PaddlePaddle / PaddleVideo

Awesome video understanding toolkits based on PaddlePaddle. It supports video data annotation tools, lightweight RGB and skeleton based action recognition model, practical applications for video tagging and sport action detection.
Apache License 2.0
1.49k stars 375 forks source link

Call for suggestions #68

Closed chajchaj closed 6 months ago

chajchaj commented 3 years ago

This issue is for collecting suggestions. You can either: 1.Suggest a new feature by leaving a comment. 2.Vote for a feature request with +1 or be against with -1. 3.Tell us that you would like to help implement one of the features in the list.
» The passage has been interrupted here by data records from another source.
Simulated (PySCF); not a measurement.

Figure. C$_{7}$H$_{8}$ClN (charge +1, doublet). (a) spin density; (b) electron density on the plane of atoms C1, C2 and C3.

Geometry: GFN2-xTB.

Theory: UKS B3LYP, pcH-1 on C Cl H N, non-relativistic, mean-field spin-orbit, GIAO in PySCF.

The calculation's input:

chajchaj commented 3 years ago
  1. Optimize some video models , e.g. pp-TSM, by pruning, quantization, knowledge distillation, better backbone, to achieve a better balance between effectiveness(Top1) and efficiency(VPS).
  2. Release some tools for some video datasets, e.g. downloading Kinetics-400, Youtube-8M.
  3. Release some applications using video models, e.g. video tagging, Highlight snippet extraction, Security Monitoring, Video retrieval, Student behavior analysis in classroom and so on.
  4. Support X3D and Multi-Grid by FAIR
  5. Add some video models technology analysis docs, e.g. TSN, TSM, SlowFast, X3D, Multi-Grid and so on.
  6. Add more lightweight video models and Optimization Strategy.
  7. Support more backbones and some pretrained backbone models for video.
  8. Support ava dataset and spatio-temporal action detection models.
  9. Optimize Video decoding speed by DALI.
  10. Support Distributed training for video models .
  11. Add ECO: Efficient Convolutional Network for Online Video Understanding, ECCV 2018
  12. Add 3D Resnet: Would Mega-scale Datasets Further Enhance Spatiotemporal 3D CNNs, CVPR 2018
  13. Add TPN: Temporal Pyramid Network for Action Recognition, CVPR 2020
  14. Add EvaNet: Evolving Space-Time Neural Architectures for Videos, ICCV 2019
  15. Add RepFlow: Representation Flow for Action Recognition, CVPR 2019
  16. Add MARS: Motion-Augmented RGB Stream for Action Recognition, CVPR 2019
  17. Add StNet: Local and Global Spatial-Temporal Modeling for Human Action Recognition, AAAI 2019
  18. Add Attention Cluster: Purely Attention Based Local Feature Integration for Video Classification
  19. Add NeXtVLAD: An Efficient Neural Network to Aggregate Frame-level Features for Large-scale Video Classification
  20. Add C-TCN: Action localization Model by Baidu, the Champion model of ActivityNet 2018
linhandev commented 3 years ago

Maybe provide a readthedocs.io version ducomentation? It shall be easier to read and navigate than the current version which lives inside github repo

chajchaj commented 3 years ago

Maybe provide a readthedocs.io version ducomentation? It shall be easier to read and navigate than the current version which lives inside github repo

We have received your suggestion. We will evaluate the demand and determine R & D schedule as soon as possible.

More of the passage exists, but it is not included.